Andrew Simon Manzano, a/k/a Andrew Williams v. Commonwealth of Virginia
0936161
| Va. Ct. App. | Jul 25, 2017Background
- Defendant Andrew Manzano was convicted by a jury in the Circuit Court of the City of Norfolk of possession of an imitation controlled substance with intent to sell, give, or distribute; sentence: 18 months imprisonment.
- During voir dire, the defense asked the venire whether they would give police testimony more weight than ordinary witnesses; seven prospective jurors answered affirmatively.
- Three of those seven were struck for cause by the trial court, two were removed by the defense’s peremptory strikes, and two served on the jury; Manzano appealed the denial of motions to strike three specific venirepersons for cause (Sherman, Renn, Greenspan).

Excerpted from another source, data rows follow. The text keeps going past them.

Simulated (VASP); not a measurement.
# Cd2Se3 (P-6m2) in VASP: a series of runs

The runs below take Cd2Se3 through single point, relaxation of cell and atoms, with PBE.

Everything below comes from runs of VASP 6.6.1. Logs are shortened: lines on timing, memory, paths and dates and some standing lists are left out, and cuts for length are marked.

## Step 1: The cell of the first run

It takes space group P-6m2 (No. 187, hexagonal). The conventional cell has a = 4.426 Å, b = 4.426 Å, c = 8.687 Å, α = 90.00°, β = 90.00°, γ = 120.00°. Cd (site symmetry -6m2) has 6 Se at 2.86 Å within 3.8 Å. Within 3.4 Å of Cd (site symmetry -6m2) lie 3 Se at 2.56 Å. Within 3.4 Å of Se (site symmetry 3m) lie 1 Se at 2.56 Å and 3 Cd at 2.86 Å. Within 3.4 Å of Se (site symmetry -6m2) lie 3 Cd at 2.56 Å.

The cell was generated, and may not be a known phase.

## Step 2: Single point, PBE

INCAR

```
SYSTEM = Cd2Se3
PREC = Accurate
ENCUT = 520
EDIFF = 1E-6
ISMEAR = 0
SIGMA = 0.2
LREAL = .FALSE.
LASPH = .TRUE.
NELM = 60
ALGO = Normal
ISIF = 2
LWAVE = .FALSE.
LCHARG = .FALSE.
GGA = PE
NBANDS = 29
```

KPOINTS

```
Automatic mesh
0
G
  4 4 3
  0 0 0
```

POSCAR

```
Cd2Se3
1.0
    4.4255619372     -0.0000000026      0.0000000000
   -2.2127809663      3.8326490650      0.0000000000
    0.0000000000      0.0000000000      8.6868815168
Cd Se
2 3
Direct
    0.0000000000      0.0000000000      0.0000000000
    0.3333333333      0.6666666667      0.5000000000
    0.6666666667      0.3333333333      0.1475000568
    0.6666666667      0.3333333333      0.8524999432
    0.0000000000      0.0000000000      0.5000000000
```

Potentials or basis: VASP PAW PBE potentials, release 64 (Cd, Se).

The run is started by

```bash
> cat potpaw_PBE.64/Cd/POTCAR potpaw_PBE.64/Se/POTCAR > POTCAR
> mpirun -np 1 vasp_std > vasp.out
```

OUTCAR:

- Manzano argued each of the three expressed a fixed bias favoring police testimony such that they could not be impartial, and that the Commonwealth’s rehabilitation was inadequate.
- The trial court found each prospective juror’s full voir dire responses showed willingness and ability to follow the judge’s instructions and assess witness credibility individually; the Court of Appeals reviewed for manifest error and affirmed.
Issues
| Issue | Manzano's Argument | Commonwealth's Argument | Held |
|---|---|---|---|
| Whether venirepersons who say they would give police testimony more weight must be struck for cause | The jurors’ statements reflect a preconceived preference for police testimony preventing impartiality | Each juror’s full voir dire showed they could set aside prior beliefs, follow instructions, and judge credibility individually | Court affirmed: no manifest error; jurors were qualified |
| Whether the trial court’s rehabilitation of these jurors was adequate | Rehabilitation was insufficient; strikes for cause required | Rehabilitation (follow-up questioning, jurors’ assurances) demonstrated impartiality | Affirmed: follow-up questioning was sufficient |
| Standard of review for denying challenges for cause | N/A (appellant challenges application) | Trial court’s determinations get deference; manifest error required to overturn | Applied deferential review; no manifest error found |
| Whether general respect for police (based on experience) equals disqualifying bias | Statements of general deference amount to fixed bias | Distinction between general respect/experience and inability to be impartial; must consider whole voir dire | Court held general deference alone is not disqualifying if juror can follow instructions and judge witnesses on merits |
Key Cases Cited
- Smith v. Commonwealth, 239 Va. 243 (affirming refusal to strike juror who expressed that police testimony may carry more weight but would be neutral)
- Waye v. Commonwealth, 219 Va. 683 (trial court discretion in juror qualification; neutrality standard)
- Simmons v. Commonwealth, 63 Va. App. 69 (voir dire review; trial court best situated to assess juror demeanor)
- Jackson v. Commonwealth, 267 Va. 178 (manifest error standard for denying challenges for cause)
- DeLeon v. Commonwealth, 38 Va. App. 409 (defendant entitled to a panel free from cause exceptions before peremptory challenges)
- Stewart v. Commonwealth, 245 Va. 222 (prior positive view of police not per se disqualifying)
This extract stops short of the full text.